# Localization of modules as adjunction

Usually, the localization of a $R$-module $M$ by a multiplicative subset $S \subseteq R$ with $1 \in S$ is categorically defined as the initial object of the full subcategory $\mathbf C$ of $M \, \backslash \, R\!-\!\mathbf{Mods}$ constituted by the objects $M \to N$ with $N$ such that $s\times \cdot \in \mathrm{Aut}_{R-\mathbf{Mods}}(N)$ for all $s\in S$.

I was wondering if the following definition is valid as well : let $\mathbf C$ be the full subcategory of $R\!-\!\mathbf{Mods}$ constituted by the objects $N$ such that $s\times \cdot \in \mathrm{Aut}_{R-\mathbf{Mods}}(N)$ for all $s\in S$ ; then the functor of localization $S^{-1}$ is the left adjoint of the functor of inclusion $$i \colon \mathbf C \to R\!-\!\mathbf{Mods}.$$ It would have the advantage to present $S^{-1}$ directly as a (colimits preserving) functor. The canonical homomorphisms $M \to S^{-1}M$ then are just the (components of the) unit of the adjunction $S^{-1} \dashv i$.

However, I never saw such a presentation of the localization. Is my statement wrong ?

P.S. : I am aware that in either case, I need to explicitly construct the localization. My question is really about the point of view on the localization.

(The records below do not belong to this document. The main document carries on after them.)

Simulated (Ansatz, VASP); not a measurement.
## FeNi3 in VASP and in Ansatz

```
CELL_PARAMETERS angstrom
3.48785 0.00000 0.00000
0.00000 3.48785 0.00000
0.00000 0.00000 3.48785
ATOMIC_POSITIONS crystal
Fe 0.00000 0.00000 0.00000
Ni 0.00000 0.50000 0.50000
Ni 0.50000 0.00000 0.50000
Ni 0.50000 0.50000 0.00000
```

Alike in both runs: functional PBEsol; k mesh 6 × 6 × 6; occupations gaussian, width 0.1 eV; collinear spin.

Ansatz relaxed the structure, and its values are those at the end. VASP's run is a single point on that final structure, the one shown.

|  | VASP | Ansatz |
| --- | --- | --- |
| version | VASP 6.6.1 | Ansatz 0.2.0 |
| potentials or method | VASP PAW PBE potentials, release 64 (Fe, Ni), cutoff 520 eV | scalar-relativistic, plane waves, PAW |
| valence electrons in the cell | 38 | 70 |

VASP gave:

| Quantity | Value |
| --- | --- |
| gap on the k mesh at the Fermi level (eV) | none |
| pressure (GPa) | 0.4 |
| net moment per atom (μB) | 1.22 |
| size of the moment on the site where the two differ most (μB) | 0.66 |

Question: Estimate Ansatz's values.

• You don't have to construct it, the existence follows from adjoint functor theorems. By the way, the second definition is standard, and in fact more common than the first one. I wonder why you see this vice versa ... Aug 18, 2013 at 21:12
• @MartinBrandenburg I'm not very familiar with the adjoint functor theorems. As for your interrogation, Wikipedia, Algebra (Serge Lang) or the Ravi Vakil's notes bring localization of a module $M$ as a map from $M$ that factories uniquely every map from $M$ to a module $N$ in which multiplication by a element of $S$ is invertible : that is clearly the first definition I gave. (Even Stacks Project does not explicitly state the adjunction.)
– Pece
Aug 18, 2013 at 22:13
• Oh sorry, it was too late yesterday. You are right. Aug 19, 2013 at 7:47
• @MartinBrandenburg I updated myself about AFT (General form for now). Here, my locally small category $\mathbf C$ as all small limits, created by the inclusion $i$ (because the $S$-inverting property is stable under small products and equalizers), and $i$ is therefore continuous. It remains to check the Solutions Set Condition to conclude ; and I'm having trouble finding the solutions set for a fixed $R$-module $M$ (well, except for the set $\{S^{-1}M\}$ that we search to avoid...). Do you have any hint ?
– Pece
Aug 19, 2013 at 15:40

Let $U : \mathcal{C} \to \mathcal{D}$ be a functor. Then $U$ has a left adjoint if and only if each comma category $(D \downarrow U)$ has an initial object, and the value of the left adjoint at an object $D$ is an initial object in $(D \downarrow U)$.